South Korea's Naver Announces Complete Abandonment of Alibaba's Qwen Encoder

Naver stated that the new encoder is a significant improvement based on its existing "VUClip" technology, and its performance has reached a level comparable to that of the world's leading model, Qwen.

A visual encoder is a module in multimodal AI that converts image and video information into understandable data formats, and is known as the model's "optic nerve."

Earlier this year, Naver sparked controversy for partially using Alibaba's Qwen 2.5 visual encoder in its HyperCLOVA X SEED 32B Sync model when participating in a South Korean government-led independent AI foundational model project.

On January 15th, the South Korean Ministry of Science and ICT announced the results of the first round of reviews, and Naver Cloud was directly eliminated due to insufficient model originality and technological independence, along with NC AI.

At the time, Naver argued that "the visual encoder can be replaced at any time and is not an indispensable core component."
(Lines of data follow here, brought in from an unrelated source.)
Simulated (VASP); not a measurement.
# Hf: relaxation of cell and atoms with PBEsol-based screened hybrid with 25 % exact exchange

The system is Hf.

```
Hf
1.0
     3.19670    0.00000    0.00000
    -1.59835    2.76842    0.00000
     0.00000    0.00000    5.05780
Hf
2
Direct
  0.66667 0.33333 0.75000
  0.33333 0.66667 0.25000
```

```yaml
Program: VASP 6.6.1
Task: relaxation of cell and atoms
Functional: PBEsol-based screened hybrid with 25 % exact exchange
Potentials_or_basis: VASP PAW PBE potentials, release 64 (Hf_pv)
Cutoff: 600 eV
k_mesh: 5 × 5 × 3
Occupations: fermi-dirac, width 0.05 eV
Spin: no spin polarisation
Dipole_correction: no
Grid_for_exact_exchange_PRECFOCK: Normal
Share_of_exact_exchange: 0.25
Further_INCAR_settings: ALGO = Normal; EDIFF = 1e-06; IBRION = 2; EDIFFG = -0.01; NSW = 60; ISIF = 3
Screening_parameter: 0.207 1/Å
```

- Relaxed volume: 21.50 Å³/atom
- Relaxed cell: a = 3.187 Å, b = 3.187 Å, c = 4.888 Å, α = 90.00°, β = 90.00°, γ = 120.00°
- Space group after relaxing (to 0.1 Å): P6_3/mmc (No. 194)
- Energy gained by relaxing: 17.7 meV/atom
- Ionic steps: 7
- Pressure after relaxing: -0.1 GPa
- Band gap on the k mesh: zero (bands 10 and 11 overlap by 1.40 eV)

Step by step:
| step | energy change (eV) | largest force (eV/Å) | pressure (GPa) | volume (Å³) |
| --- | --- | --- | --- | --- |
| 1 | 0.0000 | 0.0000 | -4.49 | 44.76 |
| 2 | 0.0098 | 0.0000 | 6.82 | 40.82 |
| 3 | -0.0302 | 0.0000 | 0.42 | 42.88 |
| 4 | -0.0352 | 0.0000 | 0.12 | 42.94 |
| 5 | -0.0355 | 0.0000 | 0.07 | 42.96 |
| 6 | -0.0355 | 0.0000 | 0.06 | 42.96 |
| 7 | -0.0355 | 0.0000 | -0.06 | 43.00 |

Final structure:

Four months later, Naver launched its new encoder, with the biggest highlight being that it was designed with a focus on Korean from the training stage, directly connecting images with Korean without going through an intermediate translation layer.

A Naver Cloud official emphasized that when processing visual data containing Korean geography, culture, or proper nouns, the new encoder can avoid information distortion during translation.

However, the encoder replacement plan for the previously open-source HyperCLOVA X SEED 32B Sync model has not yet been determined.